Yesterday was my 46th birthday and with it came a trip to my local Apple store to buy a new iPad. While my initial reaction at the new iPad launch still stands, that this model is a specification upgrade and that it wouldn’t provide for me significant new functionality, I went ahead and bought it for two reasons.
First is that I expect that soon Apple will stop actively supporting the original iPad. You will recall that while the latest versions of iOS run on all previous versions of the iPhone, some of those older models do not support all of the functionality available in the latest release of the operating system. I think the same thing will happen to the original iPad, and I want to be able to run the latest and greatest software whenever Apple releases it. (Hint, Apple, I would love to Siri appear on the iPad.)
The second reason is that lately I have been encountering an increasing number of shut downs and otherwise slow performance on the original iPad, which I attribute to the new multitasking features of iOS running on a device with a slower processor and less program memory. In short, the specification upgrade of the new iPad made it worthwhile for me to buy the new model. If I had bought the iPad 2 I don’t think I would have felt the need to buy this model.

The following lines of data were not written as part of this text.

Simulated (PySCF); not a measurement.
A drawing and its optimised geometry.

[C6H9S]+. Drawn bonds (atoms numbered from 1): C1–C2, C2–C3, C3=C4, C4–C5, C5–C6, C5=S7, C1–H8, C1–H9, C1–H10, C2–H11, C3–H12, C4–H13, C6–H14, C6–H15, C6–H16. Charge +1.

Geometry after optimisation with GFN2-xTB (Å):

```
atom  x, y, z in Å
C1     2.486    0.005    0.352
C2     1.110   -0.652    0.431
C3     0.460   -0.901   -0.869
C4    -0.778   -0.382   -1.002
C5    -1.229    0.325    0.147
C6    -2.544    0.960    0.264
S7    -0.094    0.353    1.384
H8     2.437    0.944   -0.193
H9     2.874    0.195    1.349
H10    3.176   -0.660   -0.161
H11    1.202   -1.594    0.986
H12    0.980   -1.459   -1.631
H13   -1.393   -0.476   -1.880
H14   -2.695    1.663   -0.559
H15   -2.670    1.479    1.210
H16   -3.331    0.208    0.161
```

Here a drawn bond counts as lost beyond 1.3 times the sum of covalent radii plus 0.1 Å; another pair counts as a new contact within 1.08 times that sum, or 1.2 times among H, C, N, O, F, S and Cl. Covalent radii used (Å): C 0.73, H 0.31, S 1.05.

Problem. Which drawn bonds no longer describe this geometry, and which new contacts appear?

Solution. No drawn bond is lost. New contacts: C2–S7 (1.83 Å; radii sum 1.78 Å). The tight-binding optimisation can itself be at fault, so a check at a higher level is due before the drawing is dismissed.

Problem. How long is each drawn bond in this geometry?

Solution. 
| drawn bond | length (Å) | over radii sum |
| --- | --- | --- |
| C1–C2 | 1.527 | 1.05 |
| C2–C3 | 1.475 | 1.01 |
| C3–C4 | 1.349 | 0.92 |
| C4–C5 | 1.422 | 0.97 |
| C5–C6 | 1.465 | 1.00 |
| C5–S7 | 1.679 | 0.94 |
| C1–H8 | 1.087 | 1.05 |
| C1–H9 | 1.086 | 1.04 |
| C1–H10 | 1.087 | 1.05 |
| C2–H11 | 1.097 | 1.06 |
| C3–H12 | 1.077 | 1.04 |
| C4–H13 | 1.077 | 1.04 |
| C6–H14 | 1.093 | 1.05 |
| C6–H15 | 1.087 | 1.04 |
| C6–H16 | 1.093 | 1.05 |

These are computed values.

I decided on the 16 GB, WiFi + Verizon 4G model. After two years of owning the original iPad I had used only half of its 16 GB of storage, so I don’t think the 16 GB limit will be an issue for me, I don’t store any music or video on my iPad, just eBooks and apps. The in-store experience was as good as always at an Apple store, I already knew what model iPad I wanted and had picked out a smart cover before approaching a store employee to request my iPad and make the purchase. Unlike other stores that try to up-sell you, this person completed my order, asked if I wanted any assistance setting it up, and after completing the transaction I was on my way home.
After unboxing the iPad and completing the initial set up, I noticed something very wrong. At the top left where the mobile broadband indicator displays it showed AT&T rather than Verizon! I looked at the box and my receipt and found nothing that indicated that I had an AT&T or Verizon model. The Cellular Data, View Account setting also showed it to be an AT&T model. I tried using the little paper clip “accessory” to open the SIM card but was unsuccessful. My next step was to call Apple support, because I wasn’t sure whether I truly had the wrong model iPad or if something need to be done with the settings, but the support person was unable to determine what model iPad I had using the serial number, so I made another trip back to the Apple store.
Turns out that the boxes containing the AT&T versions of the iPad do not have any markings on them to indicate as such, the Verizon boxes do have a proper label on the back near the product serial number. The employee at the Apple store apologized for the mix up and quickly swapped the unit with the proper model. After making sure he completely reset my the previous model to wipe out any of my information (as part of the initial set up it connects to your Apple ID and downloads anything from iCloud) I headed back home for my second unboxing of the day. (Note to Apple, why not put a simple little sticker on the boxes for both AT&T and Verizon models to prevent this type of mix up.)
The reason why I wanted the Verizon model is that my original IPad is on AT&T and I think it’s cellular data connection is too slow. The other major bonus to the Verizon model is that it allows the iPad to be a personal hotspot for no additional cost, while the AT&T does not, and I like having another personal hotspot on another carrier. AT&T has the best signal coverage at my house, but I do get two and some times three bars on Verizon, and in my initial speed tests I saw it hit nearly 12 mbps download speeds, the best I ever see on the original iPad with AT&T is 3 mbps.
I am looking forward to spending more time using the new iPad and checking out new applications as developers start to take full use of all the capabilities that the hardware provides.